THE BLM movement is demonstrably just a front for a quite different political motive. Otherwise, as you will when you continue reading this comment, it is quite insane.

Police kill about 400 people a year (mostly criminals & some innocents). Of those about 25% (~100) are black. Most of the rest (~300) are whites & hispanics. NOW in contrast, about 8,000 (EIGHT THOUSAND) blacks are killed by OTHER blacks every year.

In other words, for every 1 (one) black killed by a white cop each year (many of whom were committing a crime while killed) 71 (seventy one) blacks were murdered by other BLACKS. In the past 35 years about 323,000 (yes that’s THOUSANDS) blacks have been murdered by other blacks. Over
9,000 per year on average.

The logical & factual conclusion (rather than insane, hysterical, emotional ranting) is that as a black person, you are FAR safer in the company of a white cop than you are in the company of another black person.

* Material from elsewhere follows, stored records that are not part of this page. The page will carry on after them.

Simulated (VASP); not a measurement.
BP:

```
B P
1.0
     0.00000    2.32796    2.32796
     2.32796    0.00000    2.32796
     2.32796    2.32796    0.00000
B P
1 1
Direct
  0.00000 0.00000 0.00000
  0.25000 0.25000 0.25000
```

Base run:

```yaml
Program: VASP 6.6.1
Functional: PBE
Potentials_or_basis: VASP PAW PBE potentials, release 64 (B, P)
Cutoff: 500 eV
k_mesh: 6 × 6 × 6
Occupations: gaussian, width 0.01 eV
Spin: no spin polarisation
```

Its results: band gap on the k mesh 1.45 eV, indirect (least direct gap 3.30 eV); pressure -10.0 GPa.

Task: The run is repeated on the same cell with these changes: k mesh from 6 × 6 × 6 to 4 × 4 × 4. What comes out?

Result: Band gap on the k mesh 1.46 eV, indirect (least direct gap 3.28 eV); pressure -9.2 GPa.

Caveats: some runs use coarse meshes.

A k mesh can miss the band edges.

Therefore, if you are going to mobilize MILLIONS of people against the LEO killings and NOT the black on black killings (as the BLM group is doing) at MOST you will save about 50 black lives a year. If you take that energy instead to convince BLACKS, that black lives matter (should
be easier than convincing the so called racist, white police right?) you could save THOUSANDS of black lives per year instead. Which one is a SANE person going to do?

BTW, of the approximately 1 MILLION violent crimes committed in the USA each year, 85% are committed by blacks and only 25% by whites. Even though blacks only make up about 14% of the population.